Wednesday 2 October 2013

Work Day Seventeen - Painting and Presentations (Pintura e Apresentações)

This morning all of the Brazil 14 team (19 of us) were scheduled to spend the morning providing some direct contribution through labour to an NGO, Estação Vida.

This is an NGO of similar function to Politriz and ONG CASA, in that it takes in disadvantaged children through the day and provides activities and learning opportunities for them that they wouldn't otherwise receive.
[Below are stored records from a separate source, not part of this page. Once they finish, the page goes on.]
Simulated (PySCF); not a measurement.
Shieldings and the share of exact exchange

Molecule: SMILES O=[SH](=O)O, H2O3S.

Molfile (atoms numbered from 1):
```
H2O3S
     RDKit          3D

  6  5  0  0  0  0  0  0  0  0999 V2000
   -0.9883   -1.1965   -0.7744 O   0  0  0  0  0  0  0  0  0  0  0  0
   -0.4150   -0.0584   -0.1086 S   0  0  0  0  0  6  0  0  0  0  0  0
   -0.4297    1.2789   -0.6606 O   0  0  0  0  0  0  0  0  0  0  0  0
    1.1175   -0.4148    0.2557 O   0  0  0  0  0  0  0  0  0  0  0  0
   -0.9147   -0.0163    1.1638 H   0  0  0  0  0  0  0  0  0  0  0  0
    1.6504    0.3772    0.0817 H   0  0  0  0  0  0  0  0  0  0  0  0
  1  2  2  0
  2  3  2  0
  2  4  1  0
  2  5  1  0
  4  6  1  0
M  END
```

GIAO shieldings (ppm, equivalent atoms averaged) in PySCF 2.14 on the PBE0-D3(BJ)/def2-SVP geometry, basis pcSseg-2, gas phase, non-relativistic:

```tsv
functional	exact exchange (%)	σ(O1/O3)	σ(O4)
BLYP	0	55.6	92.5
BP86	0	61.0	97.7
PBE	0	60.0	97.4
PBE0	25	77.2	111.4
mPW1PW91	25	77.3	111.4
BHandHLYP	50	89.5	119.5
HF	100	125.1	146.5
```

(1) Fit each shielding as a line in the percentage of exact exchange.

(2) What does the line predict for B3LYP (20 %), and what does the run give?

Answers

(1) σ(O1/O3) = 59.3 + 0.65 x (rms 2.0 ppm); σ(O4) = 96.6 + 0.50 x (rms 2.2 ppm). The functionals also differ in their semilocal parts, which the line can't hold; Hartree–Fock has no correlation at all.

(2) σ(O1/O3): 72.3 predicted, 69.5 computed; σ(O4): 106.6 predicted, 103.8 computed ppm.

Estação Vida, or Station Life, is in a new part of town to us, where they are building relatively high density, low cost blocks of apartments which the less well-off can afford to buy through a federal sponsored loan scheme.  As a result there are lots of children with nothing to do out of school (which you may remember is either morning or afternoon). You can find out more about it here http://projetoestacaovida.wordpress.com/.

The entrance

Arrived and waiting for directions
The Director started us off with a good tour of the facilities - it is fortunate in having a lot of land and a good central block to work from.  The Director lamented that although the children who come here pay nothing to attend when they asked for parent volunteers to help with some building project only 3 turned up.  Not too dissimilar to NZ school projects these days...

Somersault class

The vege plot (and banana plants)
Once we'd done the tour it was down to work. We were split into two teams - the white team who started on the block wall outside, and the blue team, which I was in, painting the walls on the main building.  First we had to remove all the notices, pictures and signs on the wall, then mask off the windows and doors and cover all windows in plastic (I wondered about this as to whether it was necessary but afterwards saw that it was!).  After that it was down to rollering on the paint. Our initial results weren't great, partly because we had to recover some of the rollers from the white team and didn't have time to wash out all traces of white paint, and partly because we weren't able to mix the paint properly (there not being anything suitable to do this).  But once we'd done one wall the paint was well-mixed, the rollers true blue and we settled down to work.
A shortage of rollers didn't stop Olaf

Painting the back wall

Morning tea break - well, coffee and juice
The plan was to do the lower half of the wall after morning tea in a darker blue but unfortunately the paint wasn't prepared in time (the top half was acrylic out the can but the bottom half was oil-based and needed to be mixed first) so we did the best we could in tidying up the first wall with the remains of the paint we had and then tidied up before leaving around mid-day.

Final results on the outside wall - not by our team!
Once back in the hotel we went off to shower and change and met again at 1pm when Karen came to take us to the office. Laerte arrived shortly after us and we spent a good couple of hours going through the materials we had prepared. He seemed pretty happy with most of it but we cleared up a few misunderstandings and agreed to add some pieces in where needed.

After he left Karen took us to the mall for a late lunch - as a couple of us noted it was the first time we had felt hungry since arriving!  Then back to the office to work on the materials until around 7 pm when the SEDE team arrived. We'd agreed to give them a run through of what we had done to bring them up to the same level of understanding as Laerte.  As Laerte was delayed we started off without him and covered the background to the work and how we had gone about it. Laerte arrived in time to join in discussion on the cooperation model we had prepared and the other main elements of our work - sustainability (covering financial and organisational elements), marketing and communications, and a transition plan.  We then took the team briefly through a presentation we had developed for some of the stakeholders - the NGOs and potential donors of resources (R$, people, things).  It was a good session and I think the SEDE team found it valuable.  We were also fortunate to have Bruno and Larissa with us as well so they could see what we had done and be able to provide some local support in the future to the SEDE team if necessary.

Team SEDE with Larissa and Bruno
Once we had finished (around 9:30 or so) we agreed to head for the Serra Malte bar downtown, one of the first we'd been in when we came - it has a great range of beer!!  We had a few celebratory drinks and a good selection of food and then called it a night.